Whatever you fancy, chances are Atlanta has it. And then some.

Maybe all roads (and flights) don’t lead there, but many Buckeyes’ paths do take them to Atlanta, a fast-growing metro area where 37 percent of residents are not Georgians by birth.

“Atlanta is a melting pot of cultures, ethnicities and people who have moved here,” says Mark Eppert ’88, chief financial and administrative officer for Coca-Cola and a member of the alumni association’s board of directors. “That’s one of the things that makes it so special.”

A transplant from the Cleveland area, Bonnie Daneker ’89 moved to Atlanta in 1992 at the urging of a fellow Buckeye, “knowing the weather would be nice and the job market, of course, was really vibrant.” Today, she owns a literary consultancy, Write Along With You, and is president-elect of the Georgia chapter of the National Association of Women Business Owners.

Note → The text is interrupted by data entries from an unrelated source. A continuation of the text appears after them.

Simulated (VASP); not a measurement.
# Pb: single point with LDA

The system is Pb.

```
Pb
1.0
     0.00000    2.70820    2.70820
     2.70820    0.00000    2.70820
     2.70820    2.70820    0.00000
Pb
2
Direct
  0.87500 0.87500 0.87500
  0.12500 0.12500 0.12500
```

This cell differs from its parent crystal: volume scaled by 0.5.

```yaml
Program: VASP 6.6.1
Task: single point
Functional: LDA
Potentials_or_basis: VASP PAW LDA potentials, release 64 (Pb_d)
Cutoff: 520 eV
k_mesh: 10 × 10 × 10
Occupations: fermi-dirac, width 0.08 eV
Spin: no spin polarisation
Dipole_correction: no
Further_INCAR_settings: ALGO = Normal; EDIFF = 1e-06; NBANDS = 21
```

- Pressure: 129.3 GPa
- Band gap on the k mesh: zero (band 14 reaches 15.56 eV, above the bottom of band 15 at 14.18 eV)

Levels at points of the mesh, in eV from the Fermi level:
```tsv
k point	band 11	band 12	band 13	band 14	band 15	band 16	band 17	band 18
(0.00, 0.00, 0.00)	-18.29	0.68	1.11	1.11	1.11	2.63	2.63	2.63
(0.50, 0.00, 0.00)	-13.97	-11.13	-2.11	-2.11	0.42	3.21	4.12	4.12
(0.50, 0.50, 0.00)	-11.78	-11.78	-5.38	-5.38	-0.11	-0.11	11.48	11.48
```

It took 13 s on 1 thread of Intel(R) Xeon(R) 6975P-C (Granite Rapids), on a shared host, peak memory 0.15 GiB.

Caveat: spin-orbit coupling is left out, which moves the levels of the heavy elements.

“I looked at it like a version of Gotham City,” Daneker says of her first impression. “There were beautiful high rises, a lot of metal and a lot of glass. It was just gorgeous.”

The Summer Olympics of 1996 accelerated the city’s growth, creating an economic shot in the arm estimated at more than $5 billion. “Atlanta was already a prominent player in the South, but the Olympics turned us into a global city,” says advertising agency chief Jeff Kamin ’72, who also serves on the alumni board and as treasurer of the Alumni Club of Atlanta. “Our entertainment industry is being called the Hollywood of the South, because the city now serves as the headquarters of many production studios and filming locations.”

Not only is Atlanta a city of movers, it also is home to shakers. Coca-Cola, Delta Airlines and Home Depot are among 15 Fortune 500 companies based in the city.

“With all the business growth down here,” says Daneker, “there is a joke that our state bird is the crane — the construction crane.”

Atlanta is home to the National Center for Civil and Human Rights, one of the city’s most popular attractions.

Atlanta is home to the National Center for Civil and Human Rights, one of the city’s most popular attractions.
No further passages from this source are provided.